For the Rally sim fans
Title: V-Rally 4
Platform: Nintendo Switch, PC, Xbox One, PS4 (reviewed)
Publisher: BigBen Interactive
Release date: Out now for PC, PS4, Xbox One and coming this winter for Nintendo Switch
tl;dr: Might as well become a Rally driver instead
Price: Console: $60/£50
Family Focus: Click here for more information.
The V-Rally series first began already 20 years ago; in 1997 to be exact, on Sony’s first Playstation console. Two years later, the game was ported to PC and the Nintendo 64 as V-Rally ’99 with slightly improved graphics and all cars from the 1998 FIA World Rally Championship. There was a dumbed down version of the game for the Game Boy Colour, V-Rally 2, then releases throughout 1999 and 2000 across a handful of platforms and different regions. The sequel featured vehicles from the 1999 World Rally Championship season along with whopping 80 tracks from the 1999 season. Then in 2002, V-Rally 3 was released to the masses first for PS2 and Game Boy Advance, followed by an Xbox, Gamecube and PC version in 2003. Fast forward to 2018. where V-Rally 4 finally sees the light of day.
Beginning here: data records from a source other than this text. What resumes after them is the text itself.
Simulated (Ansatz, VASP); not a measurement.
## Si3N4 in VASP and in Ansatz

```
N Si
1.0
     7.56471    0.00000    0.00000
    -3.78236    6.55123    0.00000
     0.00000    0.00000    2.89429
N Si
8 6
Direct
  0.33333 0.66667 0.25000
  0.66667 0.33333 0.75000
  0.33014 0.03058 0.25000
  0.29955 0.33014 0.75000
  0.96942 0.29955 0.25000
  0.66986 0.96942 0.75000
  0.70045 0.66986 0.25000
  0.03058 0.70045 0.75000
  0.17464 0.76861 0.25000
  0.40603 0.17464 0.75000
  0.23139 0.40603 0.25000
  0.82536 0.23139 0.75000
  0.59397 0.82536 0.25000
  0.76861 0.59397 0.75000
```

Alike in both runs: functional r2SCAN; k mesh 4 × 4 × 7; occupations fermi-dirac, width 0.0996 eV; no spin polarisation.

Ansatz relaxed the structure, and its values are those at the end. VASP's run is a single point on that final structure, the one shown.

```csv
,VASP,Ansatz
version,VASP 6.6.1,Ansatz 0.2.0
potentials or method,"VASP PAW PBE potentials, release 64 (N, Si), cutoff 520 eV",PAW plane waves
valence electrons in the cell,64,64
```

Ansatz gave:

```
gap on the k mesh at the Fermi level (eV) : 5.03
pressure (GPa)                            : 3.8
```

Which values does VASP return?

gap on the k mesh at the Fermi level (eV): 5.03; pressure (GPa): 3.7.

V-Rally 4 is a rally sim where players will attempt to conquer the rally world across five different types of races: Buggy, V-Rally, Hillclimb, Extreme Khana, and Rally. Extreme Khana is a unique mode which features more complex races mixed up with obstacles and crazy twists and turns, challenging players to the fullest. One thing’s for sure; the game is an unforgiving rally sim. Even dropping the difficulty setting (which results in lower income for winning races) won’t help. The slightest mistake will prove costly and even driving perfectly after a few mistakes will make catching up near impossible. Thankfully, the game is somewhat forgiving in other aspects. Even finishing last will reward players with a decent amount of money. Beware, however, that if you get into scuffles or hit obstacles, an amount will be deducted from your winnings in order to pay for the damages.
As with most racing games, V-Rally 4 features a hub where players can manage their finances and their collection of cars. As players complete races around the world, they will earn well-deserved cash and new parts will become available to upgrade their vehicle. Parts unlocked will be more precisely for the car they are currently driving. Once the part has been unlocked, players can spend their hard-earned virtual currency to improve their car’s performance. One of the game’s most interesting aspects is the crew players can hire to help them succeed. For example, you’ll be able to hire crew members with different strengths such as Nancy, the initial guiding voice whose expertise lies in the rally genre of races.
For each race type, players will be able to hire a crew member who will guide them through the races and events. You can also hire engineers and mechanics, for example, all of which have to be paid at the end of the week. The more efficient your mechanic, the higher the salary. Thankfully, crew members have reasonable pricing, so if you’re having a hard time winning the big bucks events, you’ll be able to pay a decently efficient mechanic without being penalized too much.
The game’s presentation unfortunately falls flat. Not to say that it’s all bad, but visually speaking it’s definitely hit and miss. Environments are pretty and look lush, up to the point that I wish the game was open world à la Forza Horizon so I could drive anywhere. Unfortunately, up close, the vehicles, crowds and surrounding details are pretty meh; it could easily be mistaken for a late PS3/Xbox 360 game. The UI is easy to navigate and pretty barebones. While navigating through your warehouse, there’s a voiceover which will guide and explain the game’s mechanics and details, but it sounds so mundane, players will tune it out pretty quickly, but on the upside, there are some rap/hip-hop tracks playing in the background of the menus. On the race tracks, expect nothing but car noises. While I can understand during rallys, the lack of music is vital as you need to hear your co-pilot, but during standard races, there’s no mood/background music to make things more tolerable over the car engines.
I will not sugarcoat this: V-Rally 4 is a rally sim through and through. It won’t make things easy for newcomers. The game’s subpar presentation and stiff, rigid mechanics is sure to turn off new players if they don’t dedicate the necessary time to this game; however, rally purists will be able to overlook the game’s sparse presentation and eat it up. Putting in the necessary time will reward players with crazy turns and races. For everyone else, wait for Forza Horizon 4.
- Exciting rally sim
- Rally purists rejoice!
- Disappointing overall presentation
- Steep learning curve
V-Rally 4 is rated E for everyone and PEGI 3 for all members of the family who can pick up a controller. In all fairness, however, not everyone will fully enjoy it.
Disclaimer: This review is based on a review code provided by the developer for the purposes of this review.